Chinese Demand Really Slowing?
Mar 21, 2012
The market yesterday really wanted to talk about the Chinese government elected to hike their domestic fuel prices by 7%. This was their second fuel price hike in the past six weeks, and many are reporting fuel prices in China have now risen by 40% since 2008. The worry is with the Chinese economy somewhat stumbling, this will only apply further economic pressure to Chinese consumers, and in the long-run adversely affect overall commodity demand. I am not in the same camp however. I believe the Chinese government is much smarter than this, and feels the economy has strengthened enough to handle the recent price increases. I am sure they have held off on the price hikes until they were certain the economy could handle it. From where I sit, I am thinking the Chinese government has been waiting to announce the rate hikes at a time it could be best handled. What you have to always understand though is it doesn't matter what you or I think, it only matters what the market thinks, and right now the market seems to be digesting the news as negative for growth and negative for overall commodity demand. Therefore, a more "risk-off" environment has taken hold the past couple of days, prompting those who were aggressively long to throttle back some of their exposure.
Something else we need to consider is that global fertilizer demand might be picking back up. The major fertilizer stocks were all higher yesterday despite the stock market being considerably lower. One interesting note is that Canpotex, the world's largest North American potash exporter, revealed it had signed a contract to supply between 500,000 and 700,000 tons of fertilizer to China's largest integrated agricultural company "Sinofert" in the April-to-June quarter. This announcement comes after many analyst reported demand out of China and India had been slowing significantly...I guess not. I should also point out a recent report from Potash Corp, showed that North America's inventories actually shrank in February by more than 16,000 tons. Why I mention this is because most analyst were expecting supplies to move higher...not lower.

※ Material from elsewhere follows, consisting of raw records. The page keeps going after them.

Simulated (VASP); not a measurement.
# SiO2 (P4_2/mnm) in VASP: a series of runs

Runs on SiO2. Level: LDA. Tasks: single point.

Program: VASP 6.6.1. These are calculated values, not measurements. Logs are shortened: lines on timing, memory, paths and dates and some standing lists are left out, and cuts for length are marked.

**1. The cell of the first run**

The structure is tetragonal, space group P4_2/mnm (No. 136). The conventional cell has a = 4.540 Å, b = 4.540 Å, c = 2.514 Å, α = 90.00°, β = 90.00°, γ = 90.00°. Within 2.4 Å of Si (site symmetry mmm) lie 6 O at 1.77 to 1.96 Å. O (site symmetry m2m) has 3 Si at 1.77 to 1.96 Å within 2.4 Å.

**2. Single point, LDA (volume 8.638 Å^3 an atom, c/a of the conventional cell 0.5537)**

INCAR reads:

Also, thought it interesting to note the Heilongjiang government (in extreme North Eastern China), the largest corn producing area in China, recently reported close to 15 million acres of corn is expected to be planted this Spring. If their estimates are correct this would be about a 25% jump form last year's corn acreage numbers. There is talk that rice acreage could also expand by 25-30% as well. The thoughts are both of these crops are going to grow primarily at the expense of soybeans acres, further confirming beliefs that soybean acres in China are aggressively being reduced in an effort to increase corn, rice and wheat production.